Members of the Finsbury Park Mosque will hold a protest outside a HSBC branch after the bank decided to close its accounts.
The demonstration will be carried out on 8 August at HSBC's Seven Sisters Road branch, according to the Hackney Gazette.
The protest comes after HSBC wrote to the north London Mosque, which previously had ties to Islamic fundamentalist Abu Hamza, saying it would close its accounts; HSBC said the mosque, and other Muslim groups and individuals, fall outside the bank's "risk appetite".
HSBC maintains its decision to close the accounts were "absolutely not based on race or religion".
"Discrimination against customers on grounds of race or religion is immoral, unacceptable and illegal, and HSBC has comprehensive rules and policies in place to ensure race or religion are never factors in banking decisions," it said in a statement to IBTimes UK.
In an interview with the BBC, one of the trustees of the Finsbury Park Mosque, Khalid Oumar, said HSBC informed him on 22 July that its bank account would be closed on 22 September.

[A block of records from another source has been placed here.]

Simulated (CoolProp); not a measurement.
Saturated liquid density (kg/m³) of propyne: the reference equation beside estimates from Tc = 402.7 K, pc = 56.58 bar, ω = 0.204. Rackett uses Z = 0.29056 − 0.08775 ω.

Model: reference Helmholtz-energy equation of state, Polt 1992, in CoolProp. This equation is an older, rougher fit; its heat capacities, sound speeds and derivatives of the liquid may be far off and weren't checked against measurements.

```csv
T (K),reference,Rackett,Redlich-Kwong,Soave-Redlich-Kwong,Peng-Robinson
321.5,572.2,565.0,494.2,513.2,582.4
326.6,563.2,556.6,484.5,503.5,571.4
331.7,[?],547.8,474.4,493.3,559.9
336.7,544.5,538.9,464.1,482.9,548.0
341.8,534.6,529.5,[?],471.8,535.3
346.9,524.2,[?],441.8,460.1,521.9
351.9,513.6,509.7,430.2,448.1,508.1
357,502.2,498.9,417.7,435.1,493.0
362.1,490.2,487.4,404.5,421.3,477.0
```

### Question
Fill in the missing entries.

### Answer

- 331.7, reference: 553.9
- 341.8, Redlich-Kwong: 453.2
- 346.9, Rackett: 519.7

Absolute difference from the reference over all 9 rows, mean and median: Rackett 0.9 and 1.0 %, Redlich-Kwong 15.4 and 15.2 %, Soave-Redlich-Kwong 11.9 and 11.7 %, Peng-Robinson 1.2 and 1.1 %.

The letter was short on explanation or detail, stating, "the provision of banking services... now falls outside of our risk appetite". Oumar has questioned what exactly that risk appetite is.
"The letters that have been sent and the letters that we received do not give any reason why the accounts were closed in the first place," Oumar told the BBC.
"That has led us to believe that the only reason this has happened is because of an Islamophobic campaign targeting Muslim charities in the UK."